The Financial Accounting Standards Board (FASB) has been busy lately issuing exposure drafts on disclosure improvements, income tax disclosures and income tax accounting. You note that I said disclosure improvements, not simplification and especially not reduction for the first exposure draft. The exposure draft was in response to a Securities and Exchange Commission (SEC) request to consider incorporating several SEC mandated disclosures in generally accepted accounting principles (GAAP). Most of the changes are minor and will not require any significant additional work by preparers, but there are a few you might want to take a look at a little closer.

The first is a requirement to disclose the calculation method for dilutive securities in determining earning per share (EPS). GAAP requires preparers to calculate the dilutive effect using two methods and then use the method that results in the lowest EPS. This means that a company might be switching methods from quarter to quarter to comply with GAAP.

The proposal is for companies to disclose the specific method used each quarter. Making the disclosure does not really require any additional work, but to the uninitiated investor seeing a company change calculation methods each quarter might raise questions about “shenanigans” going on at the company when, in fact, the company is simply following a GAAP requirement. When companies have a choice in methods, it makes perfect sense to disclose that choice. When companies are required to use a specific method each quarter, even if that method changes, disclosing the change only serves to confuse rather than inform investors.

The second proposal is to require that prior financial information – think income statement and balance sheet – for acquired companies be included in the footnotes to a newly consolidated company’s audited financial statements. The practicality of this requirement could be problematic from an audit perspective. If a predecessor auditor existed, there are potential concerns about how to incorporate that work into the successor auditor opinion, but at least a path on how to handle those situations exists within the auditing standards.

The bigger problem comes from cases where the acquired entity was not audited. I know that would be rare to nonexistent for material public company acquisitions, but this is a change in GAAP and a private company acquiring an unaudited entity would have to comply with the disclosure requirement or get an adverse opinion. It is possible that a private entity may not even be able to comply with the disclosure requirement if they wanted to. An auditor may not be able to audit certain amounts – think inventory or cost of goods sold – that happened in the past. If those numbers can’t be audited, then a clean opinion may be impossible to obtain. Is that really a proper result for private companies acquiring small, but material unaudited entities?

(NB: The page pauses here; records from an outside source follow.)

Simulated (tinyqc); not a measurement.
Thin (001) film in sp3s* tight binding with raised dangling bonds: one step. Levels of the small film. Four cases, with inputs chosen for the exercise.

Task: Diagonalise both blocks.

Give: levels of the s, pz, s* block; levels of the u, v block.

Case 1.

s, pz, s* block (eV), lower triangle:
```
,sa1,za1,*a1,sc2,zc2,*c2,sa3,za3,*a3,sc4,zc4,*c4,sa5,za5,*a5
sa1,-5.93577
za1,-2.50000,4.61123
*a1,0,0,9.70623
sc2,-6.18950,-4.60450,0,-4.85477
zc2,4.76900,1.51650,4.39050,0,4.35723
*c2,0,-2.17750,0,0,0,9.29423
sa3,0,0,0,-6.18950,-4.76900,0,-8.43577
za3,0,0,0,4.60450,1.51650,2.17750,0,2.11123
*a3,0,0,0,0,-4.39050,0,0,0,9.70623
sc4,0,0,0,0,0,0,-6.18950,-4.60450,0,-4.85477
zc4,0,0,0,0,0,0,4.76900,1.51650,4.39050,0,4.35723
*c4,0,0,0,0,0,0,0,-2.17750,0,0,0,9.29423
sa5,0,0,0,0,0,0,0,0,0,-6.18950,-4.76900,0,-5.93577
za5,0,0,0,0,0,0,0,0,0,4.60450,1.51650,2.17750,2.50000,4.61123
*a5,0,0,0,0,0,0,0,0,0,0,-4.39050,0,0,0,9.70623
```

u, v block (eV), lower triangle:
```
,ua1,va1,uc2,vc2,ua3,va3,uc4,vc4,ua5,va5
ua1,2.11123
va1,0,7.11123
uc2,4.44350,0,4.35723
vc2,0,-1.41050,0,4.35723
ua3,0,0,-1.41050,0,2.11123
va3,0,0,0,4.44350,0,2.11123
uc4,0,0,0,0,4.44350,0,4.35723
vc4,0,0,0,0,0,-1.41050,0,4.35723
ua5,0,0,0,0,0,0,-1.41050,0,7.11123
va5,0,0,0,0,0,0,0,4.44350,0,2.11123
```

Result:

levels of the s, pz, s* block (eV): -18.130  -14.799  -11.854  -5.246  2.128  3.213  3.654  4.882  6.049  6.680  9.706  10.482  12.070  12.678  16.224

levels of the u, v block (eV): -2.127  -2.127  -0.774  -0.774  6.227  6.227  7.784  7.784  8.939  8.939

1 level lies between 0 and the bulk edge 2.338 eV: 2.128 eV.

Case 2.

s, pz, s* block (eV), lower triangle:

Finally, an overall concern is the migration of public company reporting requirements from the SEC to reporting requirements for all companies, whether public or private. We already have a strain between the requirements in GAAP that is focused on public companies and the needs of private company financial statement preparers and users. While a majority of the changes proposed seemed appropriately applicable to both, the precedent-setting aspect of a public company focused SEC dictating GAAP used by private companies is something we all need to recognize as a path fraught with pitfalls that requires an extra layer of deliberation to make sure GAAP is serving all constituents, not just the fewer larger public companies.